OTTAWA (Reuters) - Canada’s economy grew at a faster clip than expected in the third quarter, just before the global financial crisis intensified, as a rebound in goods-producing industries offset weak exports and consumer spending.
Statistics Canada said on Monday that Canada’s gross domestic product expanded 1.3 percent on an annualized basis in the third quarter, beating the market forecast of 1.1 percent growth, after stagnating in the first half of the year.
That compares with a U.S. economic contraction of 0.5 percent in the same period.
“It was a bit better than the market was looking for and pretty close to what we were expecting, so it was a decent third quarter, but I guess it’s ancient history given the developments since then,” said Craig Wright, chief economist at Royal Bank of Canada.
The upbeat numbers come as Prime Minister Stephen Harper faces a serious political crisis over his management of the economy. The three opposition parties have struck a tentative deal to defeat his minority government on December 8 and form a coalition government. They accuse him of not acting quickly enough to inject stimulus into the economy or to aid the auto sector.
Finance Minister Jim Flaherty is now forecasting a recession in Canada and expects the economy to contract in the fourth quarter and first quarter of next year.
That recession, not the healthy third-quarter growth, is likely to be the focus of the Bank of Canada as it prepares for a December 9 interest rate decision. Markets have priced in a 62 percent chance of a 50 basis-point rate cut next week.
The Canadian dollar shrugged off the now-outdated third-quarter report and remained unchanged at C$1.2465 to the U.S. dollar, or 80.22 U.S. cents.
The world financial crisis intensified in mid-September, the final month of the third quarter, after the bankruptcy of the U.S. investment bank Lehman Bros Holding Inc.
“We’re certainly worried about what’s looming through the windshield,” said Sal Guatieri, senior economist at BMO Capital Markets.
Guatieri expects a 2 percent contraction in the fourth quarter, and said the signs of that slowdown were hidden in the details of the third-quarter report.
“It doesn’t give you much confidence when the two biggest contributors to the growth in that quarter were a buildup in inventories and a big decline in imports,” he said.
Most of the third-quarter strength was concentrated in July, Statscan said. The economy grew 0.1 percent in September.
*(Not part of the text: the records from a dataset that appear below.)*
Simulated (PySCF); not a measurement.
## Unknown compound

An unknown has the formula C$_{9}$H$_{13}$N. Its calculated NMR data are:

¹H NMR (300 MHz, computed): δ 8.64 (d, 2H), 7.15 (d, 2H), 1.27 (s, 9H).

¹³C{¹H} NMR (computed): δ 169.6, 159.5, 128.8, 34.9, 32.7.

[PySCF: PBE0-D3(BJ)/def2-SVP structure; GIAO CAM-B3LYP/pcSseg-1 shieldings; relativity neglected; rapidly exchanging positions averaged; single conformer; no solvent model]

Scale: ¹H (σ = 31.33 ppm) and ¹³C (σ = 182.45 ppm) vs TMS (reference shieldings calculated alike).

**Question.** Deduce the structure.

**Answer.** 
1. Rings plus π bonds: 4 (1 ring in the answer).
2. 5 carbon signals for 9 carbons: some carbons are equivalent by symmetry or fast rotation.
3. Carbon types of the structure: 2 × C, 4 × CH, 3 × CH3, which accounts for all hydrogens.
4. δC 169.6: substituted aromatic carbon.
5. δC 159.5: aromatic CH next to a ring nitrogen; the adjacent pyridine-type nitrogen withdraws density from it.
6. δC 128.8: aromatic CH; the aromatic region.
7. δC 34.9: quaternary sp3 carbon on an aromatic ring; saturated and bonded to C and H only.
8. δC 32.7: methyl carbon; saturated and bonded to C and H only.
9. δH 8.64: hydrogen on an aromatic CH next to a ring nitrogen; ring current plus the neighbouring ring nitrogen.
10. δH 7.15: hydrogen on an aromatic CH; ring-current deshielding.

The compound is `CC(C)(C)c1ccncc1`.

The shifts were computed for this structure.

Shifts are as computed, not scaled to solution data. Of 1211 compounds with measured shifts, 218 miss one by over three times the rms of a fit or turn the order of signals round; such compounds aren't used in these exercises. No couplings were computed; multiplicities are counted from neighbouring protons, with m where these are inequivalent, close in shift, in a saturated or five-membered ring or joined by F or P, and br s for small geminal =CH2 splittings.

Overall in the quarter, exports declined for the fifth straight quarter and consumer spending grew at its weakest pace in almost five years.
Imports declined 1.6 percent and businesses accumulated inventories, especially in the auto sector, as consumers curtailed their spending.
However, industries boosted their output of goods in the quarter after four straight quarters of declines. Oil and gas extraction activities led the gain, while construction and manufacturing also expanded.